Yann LeCun - CDS Machine Learning Course

Notes on Deep Learning Course at CDS

05L - Joint embedding method and latent variable energy based models (LV-EBMs), slides

Energy based models (EBM) vs Discriminative models
- Energy \(F(x, y)\), where \(x\) is observed variable, and we’d like to predict variable \(y\).
- Find \(\check(x)=argmin_y F(x, y)\) (energy is minimized)
- Choice of energy function does not matter if minimum is achieved for same value \(y\). For example, if we add a constant to \(F\), the minimum does not change.
- Can compute if \(y\) is discrete, or if there is a dynamic-programming-style way to compute \(y\)
- Energy \(F(x, y)\) computed during training
- If \(F\) is a smooth function of \(y\), can use gradient descent during inference to compute \(\check{y}\)

Factor Graphs
Conditional EBM: \(F(x, y)\) has conditional variable \(x\)
Unconditional EBM: \(F(y)\). Here, \(x\) does not exist.
- PCA
- k-means clustering
- Any unsupervised algorithm can be cast as unconditional EBM
Both \(x\), \(y\) are inputs to model \(F\).
Connection to probabilistic models
- Probabilistic models are special case of EBM
- Energies are like un-normalized negative log probabilities
Why use EBM instead of probabilistic models?
- EBM gives more flexibility in
  - Choice of scoring function
  - Choice of objective function for learning
From energy to probability: Gibbs-Boltzmann distribution

\[\begin{align*} P(y \vert x) = \frac{e^{-\beta F(x, y)}}{\int_{y'} e^{-\beta F(x, y')}} \end{align*}\]

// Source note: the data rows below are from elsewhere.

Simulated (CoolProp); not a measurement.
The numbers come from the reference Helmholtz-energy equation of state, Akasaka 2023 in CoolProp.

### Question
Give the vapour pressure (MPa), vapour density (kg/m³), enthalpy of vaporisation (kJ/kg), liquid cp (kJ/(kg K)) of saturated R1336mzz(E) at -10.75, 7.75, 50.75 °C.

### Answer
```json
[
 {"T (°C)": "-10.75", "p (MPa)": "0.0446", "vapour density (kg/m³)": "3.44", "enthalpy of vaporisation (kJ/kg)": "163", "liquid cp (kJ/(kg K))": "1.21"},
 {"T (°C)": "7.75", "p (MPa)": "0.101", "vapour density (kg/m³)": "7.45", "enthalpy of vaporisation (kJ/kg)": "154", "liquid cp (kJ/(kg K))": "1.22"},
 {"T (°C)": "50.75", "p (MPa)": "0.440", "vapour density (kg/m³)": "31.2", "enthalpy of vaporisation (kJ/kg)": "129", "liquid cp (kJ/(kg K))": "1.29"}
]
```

Softmax is an instance of the Gibbs-Boltzmann distribution
You pick \(\beta\), it is arbitrary
- For physicists, this constant is aking to temperature.
The exponential makes numbers positive. Gives high values to low energy (which is what you want - likely configurations have low energy)
Denominator is normalization factor
LeCun does not say it - but \(P(y \vert x)\) can be seen as number of configurations with energy \(F(x, y)\) (but normalized)
- Compare with Statistical mechanics - a set of lectures, R. Feynman (1981), 1st lecture where he derives Boltzmann’s equation in statistical mechanics from properties of energy and temperature
Energy function is like a cost we want to minimize
Inference becomes optimization problem to find \(y\)

EBM architectures:

Joint embeddings
Variational models

In joint embedding, inputs can be both images.
- \(G(y)\) can be invariant to changes of luminosity, for example.
- This means we get multiple values of \(y\) with same \(h'\).
- Specific case: siamese nets, when \(F,G\) are identical

General setup for latent variable: \(E(x, y, z)\) where \(z\) latent
- Find \(argmin_y min_z E(x, y, z)\)
- Can eliminate z replacing \(E\) with free energy: \(F_\beta(x, y) = - \frac{1}{\beta} \log \int_z e^{- \beta E(x, y, z)} dz\)
- When \(\beta=\infty\), this becomes \(F_\infty(x, y) = min_z E(x, y, z)\)
- Called free energy by physicists
We use energy models when marginal probability in Gibbs-Boltzmann distribution is intractable
We diminish our ambitions here! Use energy as fundamental underlying object.
Where does energy come from?

\[\begin{align*} P(y, z \vert x) = \frac{e^{- \beta E(x, y, z)}}{\int_{y, z}e^{- \beta E(x, y, z)}dydz} \end{align*}\] \[\begin{align*} P(y \vert x) &= \int_z P(y, z \vert x) \\ &= \frac{\int_z e^{- \beta E(x, y, z)}dz}{\int_{y, z}e^{- \beta E(x, y, z)}dydz} \\ &= \frac{e^{-\beta \left[ -\frac{1}{\beta}\ln \int_z e^{- \beta E(x, y, z)}dz\right]}} {\int_y e^{-\beta \left[ -\frac{1}{\beta}\ln \int_{z}e^{- \beta E(x, y, z)}dz\right]}dy} \\ &= \frac{e^{-\beta F_\beta(x, y)}} {\int_y e^{-\beta F_\beta(x, y)}dy} \end{align*}\]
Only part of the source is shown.